In last Nov., his business
got a better changes, he got a new good partner bringing him a stable
and big client. And out relationship became better again. On the other
hand, he was too busy to entertain me cause he had lots of work. To
talk about our dating history, since we got together we have never been
to shopping or seeing movie...or any stuffs that normal lovers do. He
had never held my hand, he said it was his habit. Cause he lives in
the same building with me, our dating were mainly to go to his house
to see VCD, to go restaurants or supermarket. Normally I would stay
at his house overnight for 1-2 times a week. During our 5-6 months relationship,
I can clearly remember that we had only 3 real dating (that is leaving
the area that we live): to go to eat in some better restaurants/hotels
cause he said he didn't have the chance to taste good food for long
and all was paid by me (cause he had no money). But since he got this
big client, he was too busy that I always have to wait for him to come
home in order to see him. Because I love him so much and couldn't expect
when he would be available, I rejected all my gatherings with other
friends just to wait for him at home. Due to his job nature that working
hours is too unstable, our chances too see each other became less and
less. But our relationship was OK.
Our relationship got a sharp change since the time I went for holiday
during X'mas, I left HK for 11 days. It was his suggestion that I finally
decided to go for this trip because he didn't want me to be bored as
he got lots of work. I have begged him for a X'mas dinner for 2 days
before I left HK, you know he rejected at first because he said he was
busy but because of my sincerel (sincere) asking, he accepted but only
gave me 2 hours. Yes, the night before the X'mas dinner I bought him
a present, he was so happy and said thank you from the bottom of his
heart. About the dinner, it was a sad memory. When we were eating, he
asked me whether I know where to buy a specific toy for his cousin.

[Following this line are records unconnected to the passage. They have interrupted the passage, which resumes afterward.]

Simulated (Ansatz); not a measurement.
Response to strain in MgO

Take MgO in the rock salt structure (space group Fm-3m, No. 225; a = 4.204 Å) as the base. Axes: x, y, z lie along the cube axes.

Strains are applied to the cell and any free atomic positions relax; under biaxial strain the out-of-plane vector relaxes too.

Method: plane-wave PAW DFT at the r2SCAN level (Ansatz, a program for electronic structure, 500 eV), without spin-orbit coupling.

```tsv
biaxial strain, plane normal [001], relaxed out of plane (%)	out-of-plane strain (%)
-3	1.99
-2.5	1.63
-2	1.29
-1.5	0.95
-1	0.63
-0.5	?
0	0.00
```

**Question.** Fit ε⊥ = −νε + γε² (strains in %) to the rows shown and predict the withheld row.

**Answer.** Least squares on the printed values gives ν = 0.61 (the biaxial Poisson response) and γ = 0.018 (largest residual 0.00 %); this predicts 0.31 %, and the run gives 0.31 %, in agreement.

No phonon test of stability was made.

He said he arrived 1 hour in advance to look for it but still couldn't
find it. I then decided to finish the dinner earlier in order to search
for the toy together with him. After that rush dinner, he went to his
work place, he asked for a breakfast gathering with me down the building
we live before I depart. During that night, his attitude was OK. But
in my heart, I wonder why he thought about buying present for his cousin
but not for me.
The next morning, his bad temper came again because of no reason. His
face was black and when I said Merry X'mas to him, he told me rudely
that I had a hair on my face and asked me to look at the mirror. We
then kept silent. I bravely asked whether he had the intention to buy
me X'mas present, he answered "no". I asked why for his cousin
but not for me, he said he used to his cousin X'mas and it didn't cost
much money. My heart was almost broken. We left the restaurant without
saying a word.
Before my flight departed, I gave me a call told him that I loved him
so much and asked him to treasure our relationship, he said he was wrong
this morning. He promised to call me at that night (you know I even
open an IDD account using my card for his mobile and his home telephone).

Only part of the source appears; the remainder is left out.